January 23, 2026

Bearish report highlights need for biofuel certainty

An auger transfers corn to a grain truck.

WASHINGTON — The surprising 1.3 million harvested corn acre jump from the November to the Jan. 12 U.S. Department of Agriculture crop production reports, combined with record quarterly stocks inventories, drew more questions than answers.

The shocker also did a number on the market, with corn futures falling from $4.46 per bushel at the close Friday, Jan. 9, down to the $4.20 range following the report’s record production estimate of 17.021 billion bushels, up 14% from 2024.

The surplus supply promises to keep corn prices low as farmers struggle to pay high input costs, according to the National Corn Growers Association.
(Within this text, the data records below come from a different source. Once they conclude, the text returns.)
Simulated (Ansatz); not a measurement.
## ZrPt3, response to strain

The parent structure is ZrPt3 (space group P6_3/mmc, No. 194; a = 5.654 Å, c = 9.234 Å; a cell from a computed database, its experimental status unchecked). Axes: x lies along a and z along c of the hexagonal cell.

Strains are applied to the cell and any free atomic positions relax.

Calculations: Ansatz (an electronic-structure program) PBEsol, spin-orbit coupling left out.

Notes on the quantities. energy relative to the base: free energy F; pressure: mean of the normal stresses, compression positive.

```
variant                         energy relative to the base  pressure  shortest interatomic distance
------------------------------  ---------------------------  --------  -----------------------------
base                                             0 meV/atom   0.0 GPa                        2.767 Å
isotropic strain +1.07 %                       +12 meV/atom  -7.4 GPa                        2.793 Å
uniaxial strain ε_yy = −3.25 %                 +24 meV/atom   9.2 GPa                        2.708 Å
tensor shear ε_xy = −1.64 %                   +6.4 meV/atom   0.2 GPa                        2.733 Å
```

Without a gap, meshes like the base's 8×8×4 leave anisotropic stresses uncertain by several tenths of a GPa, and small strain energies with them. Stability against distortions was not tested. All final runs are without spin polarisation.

“We need long-term market solutions, and we need them quickly, or this is going to deepen the economic crisis in the countryside,” said Jed Bower, Ohio farmer and NCGA president.

“The urgency for Congress and the president to open new markets abroad and expand consumer access to ethanol just increased exponentially.”

Jed Bower

Bower noted that an immediate boost to demand would be the passage of legislation authorizing year-round consumer access to fuels with 15% ethanol blends.

He added his solution comes at no cost to consumers, requires no additional infrastructure developments and could use 2.4 billion additional bushels of corn annually at full implementation, according to NCGA estimates.

“NCGA continues to push the administration to quickly broker additional high-volume deals with other countries and finalize details on deals already announced,” Bower said.

Corn growers have noted that India, Vietnam and Kenya are all strategically important markets to them.

As he took in the news, Bower said that this is only the latest in a series of problems for growers.

“We expect the economic and financial challenges growers are already facing will only worsen with excess supply,” he said.

Biofuel Certainty Needed

The U.S. Environmental Protection Agency announced in mid-December plans to finalize biofuel rules governing the Renewable Fuel Standard program for 2026 and beyond in the first quarter of 2026.

The upcoming rules are critical for providing long-term certainty for agricultural markets and the energy industry and follows a period of legal uncertainty and annual delays that have plagued the RFS.

Geoff Cooper

The Renewable Fuels Association said the latest USDA report underscores the pressing need to eliminate regulatory obstacles that are suppressing demand and limiting market opportunities for both corn and ethanol.

“The surprise USDA report serves as a sobering wake-up call about the state of farm economy and underscores the need for lawmakers to take immediate action to expand markets for America’s corn growers,” said RFA President and CEO Geoff Cooper.

“The fastest and easiest way to shore up the growing supply-demand imbalance in the corn market is to permanently remove the summertime barrier on E15 sales and eliminate obsolete fuel retail infrastructure rules. These decades-old regulatory barriers are literally choking off demand and shortchanging America’s farmers.”

Cooper added that expanding access to higher ethanol blends represents the most effective path to creating long-term stability in the corn market.

“Allowing E15 to be sold year-round nationwide could, over time, create new demand for more than 2 billion bushels of corn and sorghum,” he said.

“Unlocking that opportunity now would deliver much-needed economic relief to farming communities across the Heartland, while also saving consumers an estimated 10 to 30 cents per gallon at the pump.”

Arlan Suderman, StoneX chief commodities economist, said in his market outlook the EPA’s upcoming final guidelines “is going to be the single biggest factor for the biofuel program.”

Ethanol blending in the nation’s gasoline supplies reached its highest ever — topping 11% — last month, largely due to an increase in E15 sales.

“E85 is staying at a pretty flat rate, but E15 sales are increasing,” Suderman said. “When I see a station that’s got E15, because it’ll have a cheaper price to it, I buy, and I get very similar gas mileage with E15 as I do with E10. Apparently there’s enough other drivers out there who are doing that as well, and that’s why we’re seeing this blending go higher.

“That kind of puts a myth of a blending wall to rest as we look at the data. Our major ethanol export customers are Canada, Netherlands, United Kingdom, India, Columbia. Exports to Canada and Netherlands are trending higher. So, total exports are continuing to trend higher, as well.”

Another reason there’s a strong demand for ethanol exports is Brazil is building its own ethanol program.

“Brazil now has a mandated 30% ethanol blend in its gasoline. It still uses sugar cane for the bulk of its ethanol production, but increasingly it is rapidly building corn-based ethanol plants to meet the demand in Brazil,” Suderman said.

“So, as Brazil increases corn production each year by expanding its acreage, that’s not resulting in a direct one-to-one increase in exportable corn supplies because the ethanol biofuel program is absorbing more of that increased production.”